Monday, 20 February 2012

More financial crisis readings


11..      Where Does The Greek Bailout Money Go?
19% only to Greeks, rest outside Greece


22.   Foreign county and bank exposure to Greek debt
http://www.bbc.co.uk/news/business-13798000. It’ s France and Germany.





33.    Fiscal policy
Paul Krugman again wonders why austerity is so popular, and links to a good post by Chris Dillow on the UK.  http://stumblingandmumbling.typepad.com/stumbling_and_mumbling/2012/02/fiscal-policy-the-overton-window.html.

4. Debt and deleveraging. 
Excellent report from McKinsey Gobal Institute: 

1. Entering the recession, leverage was highest in the UK, and grew the fastest in Spain. The US was relatively conservative (see Exhibit 1)

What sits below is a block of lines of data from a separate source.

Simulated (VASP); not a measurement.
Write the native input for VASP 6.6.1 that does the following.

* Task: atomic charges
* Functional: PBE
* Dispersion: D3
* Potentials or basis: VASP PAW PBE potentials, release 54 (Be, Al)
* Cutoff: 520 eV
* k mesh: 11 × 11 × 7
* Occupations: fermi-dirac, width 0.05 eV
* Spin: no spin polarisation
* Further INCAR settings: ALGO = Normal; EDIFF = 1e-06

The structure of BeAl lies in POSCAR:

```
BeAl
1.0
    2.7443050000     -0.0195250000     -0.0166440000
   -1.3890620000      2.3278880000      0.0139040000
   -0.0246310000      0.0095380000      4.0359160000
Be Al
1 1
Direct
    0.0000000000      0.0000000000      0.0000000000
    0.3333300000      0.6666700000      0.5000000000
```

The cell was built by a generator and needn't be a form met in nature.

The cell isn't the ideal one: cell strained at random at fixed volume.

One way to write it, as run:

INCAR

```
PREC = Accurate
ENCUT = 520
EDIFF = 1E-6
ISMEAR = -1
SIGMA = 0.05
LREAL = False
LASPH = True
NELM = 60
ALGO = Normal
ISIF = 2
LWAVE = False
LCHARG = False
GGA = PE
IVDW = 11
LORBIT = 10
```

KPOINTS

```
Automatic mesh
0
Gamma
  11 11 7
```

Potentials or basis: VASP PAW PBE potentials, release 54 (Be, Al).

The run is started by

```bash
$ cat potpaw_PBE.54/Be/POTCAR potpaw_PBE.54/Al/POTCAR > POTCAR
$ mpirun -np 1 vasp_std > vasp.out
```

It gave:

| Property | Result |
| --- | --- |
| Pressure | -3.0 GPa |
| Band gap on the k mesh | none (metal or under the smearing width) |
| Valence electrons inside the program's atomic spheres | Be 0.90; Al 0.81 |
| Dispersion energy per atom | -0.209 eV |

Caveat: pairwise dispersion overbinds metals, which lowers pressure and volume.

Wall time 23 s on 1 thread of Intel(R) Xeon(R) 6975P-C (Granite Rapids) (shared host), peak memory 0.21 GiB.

2. but the devil is in the detail:
a. households especially in mortgages raised leverage
b. firms were mostly low leverage,with exception of real estate and leveraged buyouts

5.  The Economist on fiscal policy: should the EZone be like the US?
In the US, after independence, Hamilton absorbed debts.  The US has no centrally imposed state balanced budget requirements, but it does have
a. a credible no  bail out rule from DC to the states
b. in effect, Keynesian fiscal policy via counter-cyclical federal spending

The EZ has none of these, nor collective debt nor sufficient integration to deal with shocks.







Thursday, 16 February 2012

Creative industries versus creative activities

DCMS have a new estimate of the UK"s creative industries, full report here. Their main finding is that Creative Industries accounted for 2.89% of gross value added (GVA) in the UK in 2009.  In 2008, it was 5.6% of GVA.  Why?


This is because the method has changed (p.2 of the latest report).  First, in the old method GVA was multiplied by 1.3 due to underreporting of creative GVA.  Now it is not.  Second, adjustments to software.  Page 9 of the report says



·        Removal of the following SIC codes from Software/Electronic Publishing sector

o   62.02 Computer consultancy activities

o   62.01/2 Business and domestic software developmen

Then it adds

SIC codes 62.02 and 62.01/2 were removed as the industries these captured were more related to business software than to creative software. 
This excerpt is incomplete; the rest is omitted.